2. Mathematical Specification

Let $d = d_{\rm model}$ (default 512). Denote $Z_r\in\mathbb R^{N_r\times d}$ as the consolidated region sequence, $Z_s\in\mathbb R^{N_s\times d}$ as the consolidated segmentation sequence, and $Z_t^l\in\mathbb R^{\mathrm{seq}\times d}$ as the text features at decoder layer $l$. Processing within a DND layer is as follows:

Masked self-attention on text:

$$\hat Z_t^l = \mathrm{LN}\Bigl(\mathrm{LN}\bigl(\mathrm{M\_MHSA}^l_t(Z_t^l,Z_t^l,Z_t^l)\bigr)+Z_t^l\Bigr) + Z_t^l$$

Cross-attention to region and segmentation:

$$M_{rt}^l = \mathrm{LN}\Bigl(\mathrm{LN}\bigl(\mathrm{MHA}_{rs}^l(\hat Z_t^l,Z_r,Z_r)\bigr) +\hat Z_t^l\Bigr) + \hat Z_t^l$$

$$Z_{tr}^l = \mathrm{LN}\bigl(\mathrm{PWFF}^l(M_{rt}^l)+M_{rt}^l\bigr)$$

$$M_{st}^l = \mathrm{LN}\Bigl(\mathrm{LN}\bigl(\mathrm{MHA}_{rs}^l(\hat Z_t^l,Z_s,Z_s)\bigr) +\hat Z_t^l\Bigr) + \hat Z_t^l$$

$$Z_{ts}^l = \mathrm{LN}\bigl(\mathrm{PWFF}^l(M_{st}^l)+M_{st}^l\bigr)$$

Dynamic Nomination:

Fuse candidate updates to form logits $\Gamma \in \mathbb R^{\mathrm{seq}\times 2}$, select for each position: $$w_i = \arg\max \left( \Gamma_{i,1}, \Gamma_{i,2} \right), \qquad i = 1 \ldots \mathrm{seq}$$ This yields a one-hot map $\Psi \in \{0,1\}^{\mathrm{seq}\times 2}$. The Gumbel-Softmax relaxation is used in training to enable gradient flow.

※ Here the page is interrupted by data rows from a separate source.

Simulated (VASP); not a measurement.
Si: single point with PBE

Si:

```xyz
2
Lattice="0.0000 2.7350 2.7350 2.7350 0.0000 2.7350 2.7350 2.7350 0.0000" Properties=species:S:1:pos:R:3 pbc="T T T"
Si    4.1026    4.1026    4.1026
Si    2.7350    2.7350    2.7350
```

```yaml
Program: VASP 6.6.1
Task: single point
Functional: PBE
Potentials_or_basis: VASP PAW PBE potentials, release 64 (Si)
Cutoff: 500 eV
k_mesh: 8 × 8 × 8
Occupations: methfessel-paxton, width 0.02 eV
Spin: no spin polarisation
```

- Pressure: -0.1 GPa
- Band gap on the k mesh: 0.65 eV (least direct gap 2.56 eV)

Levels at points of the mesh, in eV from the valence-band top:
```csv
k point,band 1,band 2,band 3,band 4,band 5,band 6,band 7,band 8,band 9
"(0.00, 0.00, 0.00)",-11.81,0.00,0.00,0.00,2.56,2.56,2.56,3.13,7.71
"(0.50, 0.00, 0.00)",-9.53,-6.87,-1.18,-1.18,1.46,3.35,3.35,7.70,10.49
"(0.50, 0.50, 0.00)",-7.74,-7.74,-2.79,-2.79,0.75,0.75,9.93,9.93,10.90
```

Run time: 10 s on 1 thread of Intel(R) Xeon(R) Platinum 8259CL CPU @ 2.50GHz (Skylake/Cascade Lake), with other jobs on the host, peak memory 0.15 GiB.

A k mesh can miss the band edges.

Update textual representation:

$$Z_t^{l+1} = Z_{tr}^l \odot \Psi_{:,0} + Z_{ts}^l \odot \Psi_{:,1}$$

Three such DND layers are stacked within DSCT.

3. Stepwise Algorithmic Description

The dynamic nomination process within a DND layer operates as follows:

H_t = M_MHSA(Z_t^l, Z_t^l, Z_t^l) H_t = LN( LN(H_t + Z_t^l) + Z_t^l ) A_r = MHA(H_t, Z_r, Z_r) A_r = LN( LN(A_r + H_t) + H_t ) Z_tr = LN( PWFF(A_r) + A_r ) A_s = MHA(H_t, Z_s, Z_s) A_s = LN( LN(A_s + H_t) + H_t ) Z_ts = LN( PWFF(A_s) + A_s ) Gamma = Linear(Z_tr + Z_ts) Psi = hard_argmax_rows(Gamma) # Differentiable Gumbel-softmax during back-prop Z_t^{l+1} = Z_tr * Psi[:,0] + Z_ts * Psi[:,1]

Note: Dropout and layer normalization are applied as described in the original architecture.

4. Architectural Specifications and Training Regimen

The DND configuration in DSCT is as follows:

• $d_{\rm model} = 512$
• Number of attention heads: 8
• Number of DND layers $L_{\mathrm{DND}} = 3$
• Number of PSMAE layers $L_{\mathrm{PSM}} = 3$
• PWFF hidden dimension $= 2048$
• Dropout keep probability: 0.9
• Batch size: 50
• Shared MHA/PWFF parameters per layer; private layer normalization parameters per stream
• Gumbel-softmax temperature annealed during training

The network is trained with the standard cross-entropy loss for captioning and later fine-tuned with self-critical sequence training using the CIDEr reward: $$L_{XE} = -\sum_{t=1}^T \log p_\theta(y^*_t \mid y^*_{<t}, I)$$

$$\nabla_\theta L_{RL} = -\frac{1}{k}\sum_{i=1}^k (r(y^{(i)})-b)\,\nabla_\theta\log p_\theta(y^{(i)}), \quad b = \frac{1}{k}\sum_i r(y^{(i)})$$

No auxiliary or stream-specific losses are introduced beyond these objectives (Wan et al., 19 Jan 2026).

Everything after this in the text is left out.